According to his son, Thomas Fane, 6th earl of Westmorland, Vere Fane was ‘a very good natured man but affected popularity too much’.
A supporter of Exclusion, Fane was described as being ‘very forward and active in the Revolution’, though little evidence remains of such activity.
Fane succeeded to the earldom of Westmorland on the death of his half-brother in September 1691. With the peerage Westmorland inherited a difficult financial situation, and in March 1692 he was granted administration of the 3rd earl’s will as the executors, Charles Talbot, duke of Shrewsbury, and Charles Bertie‡ had renounced execution. The 3rd earl had left copious debts, and in his quest to secure preferment at court the 4th earl exacerbated the situation.
Westmorland received his writ of summons on 20 Oct. 1691 and took his seat two days later.
Westmorland attended the two prorogation days in April and June before resuming his seat in the ensuing session on 11 Nov. 1692. Again present on approximately 64 per cent of all sitting days, on 19 Dec. he presided at a session of the committee considering Powell’s bill.
Having attended the prorogation day on 26 Oct., Westmorland resumed his place in the House in the new session on 7 Nov. 1693 after which he was present on just 18 days before sitting for the final time on 9 December. His only notable action in the session was on 23 Nov. when he subscribed the protest over the resolution that the House would not receive any petitions for protecting the king or queen’s servants.
By the end of his life, Westmorland was in dire financial straits. Having lived continually beyond his means, he had been forced to mortgage his estates.
The 6th earl’s comments were not quite fair. As a result of his careful cultivation of the court the 4th earl was chosen to carry the sword before the king and queen on at least three occasions, which may have been a deliberate attempt to put himself forward for further preferment.

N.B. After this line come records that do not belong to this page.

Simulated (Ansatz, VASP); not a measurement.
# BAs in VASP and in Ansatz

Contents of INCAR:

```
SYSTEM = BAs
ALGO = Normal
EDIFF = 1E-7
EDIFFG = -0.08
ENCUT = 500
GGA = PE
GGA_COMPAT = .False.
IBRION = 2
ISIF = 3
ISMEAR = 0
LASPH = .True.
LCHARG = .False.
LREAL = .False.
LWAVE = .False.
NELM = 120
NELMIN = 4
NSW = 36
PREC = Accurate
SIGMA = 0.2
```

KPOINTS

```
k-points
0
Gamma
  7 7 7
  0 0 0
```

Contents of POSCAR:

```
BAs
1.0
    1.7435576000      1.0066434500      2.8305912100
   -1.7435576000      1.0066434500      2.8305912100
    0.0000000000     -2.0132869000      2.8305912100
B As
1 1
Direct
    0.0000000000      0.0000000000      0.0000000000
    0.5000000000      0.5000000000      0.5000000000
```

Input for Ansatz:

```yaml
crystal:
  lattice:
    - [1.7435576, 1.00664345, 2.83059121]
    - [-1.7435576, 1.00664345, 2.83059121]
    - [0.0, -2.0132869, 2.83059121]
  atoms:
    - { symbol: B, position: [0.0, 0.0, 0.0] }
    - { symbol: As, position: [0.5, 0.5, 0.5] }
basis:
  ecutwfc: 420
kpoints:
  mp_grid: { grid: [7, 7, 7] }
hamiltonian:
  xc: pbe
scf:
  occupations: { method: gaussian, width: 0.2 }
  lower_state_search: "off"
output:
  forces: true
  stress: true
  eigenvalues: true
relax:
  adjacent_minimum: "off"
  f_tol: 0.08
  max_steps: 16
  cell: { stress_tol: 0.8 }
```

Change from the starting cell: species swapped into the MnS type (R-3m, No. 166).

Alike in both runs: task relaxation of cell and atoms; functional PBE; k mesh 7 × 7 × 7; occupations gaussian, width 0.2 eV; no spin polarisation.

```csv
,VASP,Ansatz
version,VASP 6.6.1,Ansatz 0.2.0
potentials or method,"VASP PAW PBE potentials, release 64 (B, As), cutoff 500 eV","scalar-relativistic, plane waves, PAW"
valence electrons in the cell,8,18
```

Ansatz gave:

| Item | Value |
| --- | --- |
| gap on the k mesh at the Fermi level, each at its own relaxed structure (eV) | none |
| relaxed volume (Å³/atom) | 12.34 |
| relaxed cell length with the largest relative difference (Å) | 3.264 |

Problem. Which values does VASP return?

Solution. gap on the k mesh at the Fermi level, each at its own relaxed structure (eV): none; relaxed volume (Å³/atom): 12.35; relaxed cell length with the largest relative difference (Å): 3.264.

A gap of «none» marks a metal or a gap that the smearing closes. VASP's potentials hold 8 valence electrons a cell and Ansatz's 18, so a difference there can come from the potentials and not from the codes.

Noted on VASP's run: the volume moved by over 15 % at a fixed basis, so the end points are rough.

Hopes of further preferment were blighted by illness. Before his succession to the peerage, Westmorland had been described as being in a ‘very ill and dangerous … condition’, suffering from diabetes ‘a distemper which is newly found out.’ He was subjected to a strict diet in an effort to control the condition; his countess was eager to emphasize that he had not drunk ‘one drop’ of beer or wine and was confined to ass’s milk and eighteen pills a day.